Some progress shots of work I’m doing for a client. Using low-resolution (8k * 4K > 1K) maps for now just to test the material Shader, which is where all the magic happens. All the Atmospheric stuff such as colour, density, etc. can be tweaked in real-time so you can completely change the look without having to swap out textures or using any texture lookups at all.
The final surface texture will have a 65,536 Pixel-Resolution around the equator, and be completely seamless. I’m doing by splitting the globe into identical chunks, re-baking textures based on projection in Maya and having 4 UV-layers on each chunk for different resolutions/global mapping and various other things. I’d also like to split up the BRDF-styles for each section too, using Minneart for the clouds, Oren-Nayar for the Topography and perhaps just default for the oceans. Very tempted to write a paper on when I’m done, as some of what I’m doing hasn’t been mentioned anywhere before that I know of and is a combination of loads of techniques (Can’t reveal the secrets yet!) Here’s the progress I’ve made so far (click images for High Res).
Massive shout-out to Everett Gunther for showing me a great way to generate cloud-shadows on the surface, and also a good starting point for the atmosphere . I’m likely going to switch to the method proposed by Sean O’Neil at a later date once I get some help translating the math, and also try to incorporate JBaldwins awesome eclipse shader. (If he’d be so kind as to help me figure out how to do all the offsets in the Material ;))
!!! That’s insane !!! Where can I get images with that level of detail?? (without having to purchase my own satellite?)
Is going to be an interactive globe, or just animated through matinee? Looks great so far! Sounds like quite the project, good luck man!
You can get the images directly from NASA, the ones they give you are a massive 86,400 * 46,200 in size, so even I’m down scaling them :p. Search “Blue Marble” on Google
Only downside, you need some serious RAM to work with textures that size in Photoshop!

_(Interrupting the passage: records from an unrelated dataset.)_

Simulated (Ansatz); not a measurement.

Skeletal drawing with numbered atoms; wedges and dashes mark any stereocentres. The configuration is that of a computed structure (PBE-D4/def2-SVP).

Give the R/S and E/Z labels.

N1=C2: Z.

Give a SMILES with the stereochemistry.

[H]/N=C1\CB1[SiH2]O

I’ve added yet more parameters and proper night/day masking now. I’d like to re-create a Gradient mapping tool like Photoshops in the Material Editor to make the atmosphere colour bands more interesting. I’ve seen it done in HLSL, but the Custom node doesn’t work in UE4 at the moment
Thought I’d better post an update! Several months of trial and error and ridiculous amounts of texture re-projections later, I’m getting there! (Sorry about the JPEG quality :()
I doubt it now that he has a GTX 980, only 8ms for that scene, that’s very impressive. I want one!
Looking really good man! Looks pretty realistic, the clouds have a good depth to them, they look separate from the ground image (really ‘3D’ if you will), adds a lot to the scene. Nice work!
Thanks Once the cloud-shadowing and detailing is back in it should look ever better
As for performance, I WAS noticing spikes when streaming in the textures (lots of things being dumped in and out of GPU memory each frame). Since then I’ve turned off the Mip-Maps (no aliasing artefacts yet) and the performance remains a solid 120 FPS wherever I am in the scene! Still more to do:
Why thanks I’m using Gravity as my inspiration, still a fair old bit of work to do! There will most certainly be a video at some stage, but when it’s finished
That’s exactly the video I’m using as source My Seams have returned thanks to Mental Rays’ bleddy border that it adds to everything so I’m back to re-baking textures, but I am also working on the aurora:
What I’m struggling with now is mapping the detail textures to 3D space, but making sure there’s no stretching or re-orientation. The 3D World Coordinates functions in Unreal are okay for small objects, but for large objects they cause all manner of stretching. I may just have to create another set of UV’s and have each mesh in the actor have a chunk of those UV’s, and actually map the textures to UV space. There would still be some distortion at the poles (or I could use Polar Coordinates, not yet figured that one out but I see it in your sun shader).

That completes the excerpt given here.